Aligning Performance With Results

Aligning performance with results can be achieved with a few overarching steps. By doing this, each person will be clear what his or her role is – and you can truly measure and adjust the organization’s performance at regular intervals.

The first and most obvious step you must take when aligning performance with results is to determine concrete results measurement. For some organizations, this is a “done deal”, but for others, this is a necessary step. Does your organization measure success base on production, sales, operational efficiency, net income, or a combination of all factors? Would each job have a direct responsibility to these measurements, or are some more appropriate to certain measurements than others? In order to align correctly, you must determine what your measurements are. Once you know how the organization measures success or failure, you can move on.

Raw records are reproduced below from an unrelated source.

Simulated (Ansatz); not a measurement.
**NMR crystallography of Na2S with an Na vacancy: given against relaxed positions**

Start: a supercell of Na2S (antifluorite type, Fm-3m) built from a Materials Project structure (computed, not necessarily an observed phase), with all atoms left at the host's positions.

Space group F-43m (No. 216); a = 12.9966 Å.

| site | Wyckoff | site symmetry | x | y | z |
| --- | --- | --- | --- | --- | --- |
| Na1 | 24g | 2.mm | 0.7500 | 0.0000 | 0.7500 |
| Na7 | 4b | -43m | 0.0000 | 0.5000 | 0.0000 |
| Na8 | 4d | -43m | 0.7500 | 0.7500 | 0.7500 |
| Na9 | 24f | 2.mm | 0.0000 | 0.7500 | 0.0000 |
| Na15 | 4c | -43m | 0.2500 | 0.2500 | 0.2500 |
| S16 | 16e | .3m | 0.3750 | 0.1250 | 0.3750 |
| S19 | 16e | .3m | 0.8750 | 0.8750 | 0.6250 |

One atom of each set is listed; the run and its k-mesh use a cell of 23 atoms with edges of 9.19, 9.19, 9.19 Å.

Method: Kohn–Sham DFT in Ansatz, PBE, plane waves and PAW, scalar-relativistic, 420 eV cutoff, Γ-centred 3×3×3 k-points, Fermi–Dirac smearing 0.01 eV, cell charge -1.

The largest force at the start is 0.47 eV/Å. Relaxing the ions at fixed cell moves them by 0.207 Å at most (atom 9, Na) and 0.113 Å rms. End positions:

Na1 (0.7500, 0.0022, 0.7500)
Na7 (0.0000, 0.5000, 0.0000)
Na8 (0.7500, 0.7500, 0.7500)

Next, step into the role of human resources. What are the current performance measurements for individuals in the organization? If this aspect of HR hasn’t been evaluated in a while, you may be surprised at how associates are evaluated – and paid increases. Look at the performance standards and determine if they are competency-based or based on random criteria. Do the performance standards take results measurement into account? As you answer these questions, you’ll get a good picture of the current state of performance measurement and evaluation. You may have to slightly tweak performance standards or you may have to start over. But once you know what your organization’s measurements are and how individuals are currently evaluated, you can take a firm step to align performance with results.

The best way to clearly and concretely make the alignment is to create performance agreements for all members of the organization. The agreement should outline expected results and should “contract” each individual to the successful completion of each result. To create this type of system, your HR area may have to drill down to each job or job group, based on the results to which they can contribute. The most successful performance agreements are competency-based, so you’ll have to determine what competencies best support certain results. For example, salespeople may contribute to net sales, income, production, and possibly expense management. How does each of those measurements break down into a competency? You may end up with Sales Savvy, Operational Efficiency, and Customer Service as broad competency categories. When you’ve created your agreements, you must use them properly to make your alignment complete.

Performance agreements, even with all of the work of creating competencies and aligning them to results, are no good if they are not executed properly. To start, every individual should have a performance agreement that they work on with their manager. Let’s say you have a new salesperson. His or her goals can be less than the other salespeople in the unit but proportioned so that they help the entire unit meet the goal. Whatever the setup, each individual must agree, with his or her manager, to meeting or exceeding each goal – at the beginning of the evaluation period. When the evaluation period is over, let’s say from year to year, the manager must sit down with the organization’s results in hand and compare them to the individual’s performance. The results of this evaluation should determine pay increases and future movement.

As your organization’s metrics change, make appropriate changes to performance agreements. For example, if you know that you’ll have to increase production next year, make the adjustment to the expected results – and to the performance agreements of the jobs or job groups that are affected. Try not to make changes during the evaluation period. If you do have to make changes during that period, be sure to find an equitable way to adjust performance agreements.

Aligning performance with results does not need to be a complicated process – as long as you know how the organization measures success and how to translate that to an individual or groups’ performance expectations. Take the time to figure this out and you’ll put your organization on the fast track as a high performer.